Competing in the United States
Just three years after launching in Chile, NotCo set its sights on the United States.
“The algorithm was allowing us to become the company that produces faster and better than anyone else in the space,” Mr. Muchnick said. “The United States was always one of the top priorities for us, but we knew we needed to perform and learn before we came here. It’s the most competitive market out there.”
The company opened offices on both coasts and recruited a slate of industry veterans, including former Danone and Coca-Cola executives, to develop its go-to-market strategy. The “eureka” moment came in early 2020, when Mr. Muchnick got a call from Whole Foods Market.

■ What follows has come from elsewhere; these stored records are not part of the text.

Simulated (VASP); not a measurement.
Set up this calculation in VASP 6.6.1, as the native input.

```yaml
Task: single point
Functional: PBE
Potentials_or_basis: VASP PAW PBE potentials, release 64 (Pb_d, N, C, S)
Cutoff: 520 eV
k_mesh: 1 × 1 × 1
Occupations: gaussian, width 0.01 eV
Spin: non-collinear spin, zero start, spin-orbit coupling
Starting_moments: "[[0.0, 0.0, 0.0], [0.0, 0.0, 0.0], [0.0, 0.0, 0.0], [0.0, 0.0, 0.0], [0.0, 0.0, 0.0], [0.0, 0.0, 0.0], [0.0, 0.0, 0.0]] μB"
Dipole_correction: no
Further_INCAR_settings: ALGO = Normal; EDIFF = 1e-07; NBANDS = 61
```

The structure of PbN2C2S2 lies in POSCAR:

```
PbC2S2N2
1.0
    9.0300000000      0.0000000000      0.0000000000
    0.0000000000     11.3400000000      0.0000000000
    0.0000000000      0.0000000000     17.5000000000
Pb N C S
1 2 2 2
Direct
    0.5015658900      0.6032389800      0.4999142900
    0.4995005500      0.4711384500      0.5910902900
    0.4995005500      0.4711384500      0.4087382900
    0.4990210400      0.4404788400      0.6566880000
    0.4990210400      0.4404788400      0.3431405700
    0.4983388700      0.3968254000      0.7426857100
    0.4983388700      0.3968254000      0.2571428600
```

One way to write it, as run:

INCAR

“They tasted our milk and said, ‘There’s nothing like this in the United States,’” he said.
“They tasted our milk and said, ‘There’s nothing like this in the United States.’” — Matias Muchnick, NotCo
By November, the product was on shelves across the country. Within the first three weeks of sales, it was trending above the category average. The company recently expanded into Wegmans and is working with additional retailers to grow its distribution footprint.
“It’s not only the natural channel that wants this product,” Mr. Muchnick said. “It’s the mainstream, mass market companies as well.”
Further expansion in North America is on the horizon, with NotMilk set to launch in Canada and Mexico this year. With an innovation platform capable of executing across a wide range of animal-based foods, NotCo already is planning its next move in the United States.
“We’re on the verge of understanding what the next product in the United States is going to look like,” Mr. Muchnick said. “Is it chicken? Burgers? Mayo? Does it make sense to create a pipeline of dairy alternatives?”